So I’m in Wales, and it is absolutely sublime. The foothills of Snowdon are picture-perfect, the woods are straight out of Lord of the Rings, and I feel like an even older soul here in this oldest of lands.
But Wales has a problem (like much of England). Spiritually, this great land is dying if not dead.
We were searching for a church to attend this Sunday, and found a small Anglican church that was advertising the Holy Eucharist. Well, that’s better than nothing. Also, I’d never been to an Anglican church before and I genuinely looked forward to the service.
It was interesting. The priest was a Roman Catholic, and part of a movement to bring the Anglican Church closer to Rome (adding a complicated factor to an already failing ministry). I will also say this – the service was trilingual: English, Welsh, and (Welsh?) Sign Language. That priest was flawless.
The smallish church was a building about 150 years old, but it looked older. There were about 50 congregants.
We began with the Welsh translation of Nearer My God to Thee. Not a terrible choice, although certainly not my first. We generally followed the Kyrie for a few lines including kneeling for confession.
Then we had the baptism. It was a mixture of very informal and very formal – the child was around 6 years old and the priest joked around with her and with the congregation (not pedantically though) while going through the oil (Chrism) anointing ritual, the actual baptism, and the lighting of a candle which was given to the father and then to the godparents. He explained what baptism meant – a binding of the child to the Body of Christ and all the blessings that includes – except for partaking in the Body and Blood, apparently (of all the things that I could get mad about other churches, I take personal offense when baptized children are barred from the table; if you disagree with me on supralapsarianism, I’ll gladly discuss it over coffee; but when you declare unfit what Christ has washed and bound to himself, you are committing a great evil).
Then half the congregation went home. The baptized child’s family didn’t stay either – why would they? Despite having been cleansed of her sinful nature and bound to a new Federal Head in Christ, this new child of the Kingdom was not permitted to share in the life of Christ.
There was no sermon.
The sacrament of Holy Eucharist followed this. There was much waving of hands and blessing of the elements. We had to walk in stoic and uncomfortable silence to the kneelers at the front of the church where the priest handed us a tasteless wafer (Gorff y Chris) and we drank from a goblet (Goedd y Chris). It was very solemn – a wedding feast fit only for a funeral.

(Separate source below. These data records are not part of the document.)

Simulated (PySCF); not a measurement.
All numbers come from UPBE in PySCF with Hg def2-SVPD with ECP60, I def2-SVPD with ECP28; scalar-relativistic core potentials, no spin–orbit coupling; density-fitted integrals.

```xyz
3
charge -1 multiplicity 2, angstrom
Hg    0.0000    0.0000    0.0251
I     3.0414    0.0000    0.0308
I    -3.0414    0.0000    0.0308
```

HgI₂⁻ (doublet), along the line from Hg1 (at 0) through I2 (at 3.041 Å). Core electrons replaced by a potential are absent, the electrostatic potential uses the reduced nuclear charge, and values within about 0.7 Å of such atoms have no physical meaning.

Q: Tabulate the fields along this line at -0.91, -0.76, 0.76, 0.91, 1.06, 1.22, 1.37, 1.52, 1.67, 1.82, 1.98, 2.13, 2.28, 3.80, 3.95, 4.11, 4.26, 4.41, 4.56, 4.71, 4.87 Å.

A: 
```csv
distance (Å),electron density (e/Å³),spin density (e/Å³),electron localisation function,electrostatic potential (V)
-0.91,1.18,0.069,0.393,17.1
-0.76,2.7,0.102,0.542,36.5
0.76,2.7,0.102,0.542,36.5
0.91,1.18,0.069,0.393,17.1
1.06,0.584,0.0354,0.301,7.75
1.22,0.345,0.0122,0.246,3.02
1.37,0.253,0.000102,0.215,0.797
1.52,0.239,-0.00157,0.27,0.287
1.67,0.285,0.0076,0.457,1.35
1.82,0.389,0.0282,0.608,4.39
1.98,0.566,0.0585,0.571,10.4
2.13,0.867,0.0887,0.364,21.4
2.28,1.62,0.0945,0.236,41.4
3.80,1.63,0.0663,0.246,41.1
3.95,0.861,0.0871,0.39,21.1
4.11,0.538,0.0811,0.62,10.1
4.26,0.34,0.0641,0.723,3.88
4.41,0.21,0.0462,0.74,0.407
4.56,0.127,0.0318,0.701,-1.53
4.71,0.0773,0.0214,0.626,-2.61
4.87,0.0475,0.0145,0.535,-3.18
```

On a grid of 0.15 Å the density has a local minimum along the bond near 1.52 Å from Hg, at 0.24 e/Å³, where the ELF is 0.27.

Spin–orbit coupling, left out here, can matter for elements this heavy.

While we all plodged back to our seats, the priest had to eat and drink every last speck of the Body and Blood – being Angliroman, no morsel of our Lord’s Body could go wasted.
So that was an interesting experience. I learned a great deal about Anglican worship.
I also gained insight into why this country is spiritually dying. I am convinced that there is a link between a church’s theology of children and its cultural relevance. While I will pray for this church (the priest was very friendly) and this country, I think we should be warned – America is not far off from this. Our churches are dying – literally. All the young people are leaving because the church doesn’t care about them. Food for thought (I might flesh this out later).